Most of these discoveries have nothing to do with the "black hole oolies" that have existed in common knowledge for 3 decades and more, that several posters seem fixated on discussing.

Items they hope to get? If there are more than 4 dimensions to the universe to experimentally prove certain math theories. Seeing if they can find the Higgs boson, the particle they believe was created at the Big Bang that gave mass to the universe. The nature of the primordial singularity that became the universe. Perhaps even data that points to characteristics that can foster theory and math that delves into it's creation.

Why the universe isn't 50% antimatter. If alternate universes exist. The nature of space time, why the universe clustered.

The nature of dark matter.
Why dark energy has become more powerful with time, and if it will tear the universe apart far sooner than death of the universe from other causes is predicted.

Some religious people even hope for some sign of God or a superior intelligence in further understanding Origin.

Compared to all that, recounting the decades-long discussions of black holes are fairly tame.

Tibore said...

"Right. But not only that, cosmic rays impact the Earth and the Earth's atmosphere with energies far beyond what the LHC can produce."

This is most definitely true, but I also thought one of the fallouts of the lesser energy from the LHC collisions also meant that any possible singularity created wouldn't have the energy to escape the Earth, and therefore if they got created, they could be gravitationally trapped. I thought that was the argument [end playing devils advocate here].

james said...

http://cms.web.cern.ch/cms/News/e-commentary/cms-e-commentary10.htm for a view from a control room.

Smilin' Jack said...

...I also thought one of the fallouts of the lesser energy from the LHC collisions also meant that any possible singularity created wouldn't have the energy to escape the Earth, and therefore if they got created, they could be gravitationally trapped. I thought that was the argument [end playing devils advocate here].

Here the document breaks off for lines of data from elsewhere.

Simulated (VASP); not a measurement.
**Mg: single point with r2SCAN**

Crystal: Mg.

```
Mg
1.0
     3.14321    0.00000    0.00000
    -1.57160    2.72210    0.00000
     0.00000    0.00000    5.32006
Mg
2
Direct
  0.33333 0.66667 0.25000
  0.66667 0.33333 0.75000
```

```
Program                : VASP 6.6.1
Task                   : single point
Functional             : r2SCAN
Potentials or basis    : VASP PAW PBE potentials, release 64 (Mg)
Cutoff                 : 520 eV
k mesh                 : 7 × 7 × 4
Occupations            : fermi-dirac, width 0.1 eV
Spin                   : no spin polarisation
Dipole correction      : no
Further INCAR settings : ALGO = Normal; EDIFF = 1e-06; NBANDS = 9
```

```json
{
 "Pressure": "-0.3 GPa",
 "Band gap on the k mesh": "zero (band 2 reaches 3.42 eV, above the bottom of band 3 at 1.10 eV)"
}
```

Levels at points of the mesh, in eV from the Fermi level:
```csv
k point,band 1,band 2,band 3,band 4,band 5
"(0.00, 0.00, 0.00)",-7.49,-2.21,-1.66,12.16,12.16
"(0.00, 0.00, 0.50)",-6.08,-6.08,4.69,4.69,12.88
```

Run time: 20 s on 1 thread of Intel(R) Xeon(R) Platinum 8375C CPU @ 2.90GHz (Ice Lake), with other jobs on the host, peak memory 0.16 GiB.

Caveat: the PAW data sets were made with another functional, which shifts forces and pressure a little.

No, the argument is that a black hole produced by the collision of a cosmic ray and a stationary particle on Earth would travel at nearly the velocty of the original cosmic ray (conservation of momentum) and thus escape Earth's gravity in a fraction of a second. A black hole produced in the LHC (impossible, but just for the sake of argument...) would result from a collision of two protons travelling at equal velocities in opposite directions. Thus it would have zero net momentum and velocity and consequently would be trapped in Earth's gravity.

Michael McNeil said...

And why wouldn't two cosmic rays from time to time approach each other from opposite directions in space, then impact together near Earth in exactly the same way as protons from the LHC, thus producing the same low-velocity result?

AJ Lynch said...

I see most of us regulars know we are not smart enough to get in the middle of this thread.

Smilin' Jack said...

And why wouldn't two cosmic rays from time to time approach each other from opposite directions in space, then impact together near Earth in exactly the same way as protons from the LHC, thus producing the same low-velocity result?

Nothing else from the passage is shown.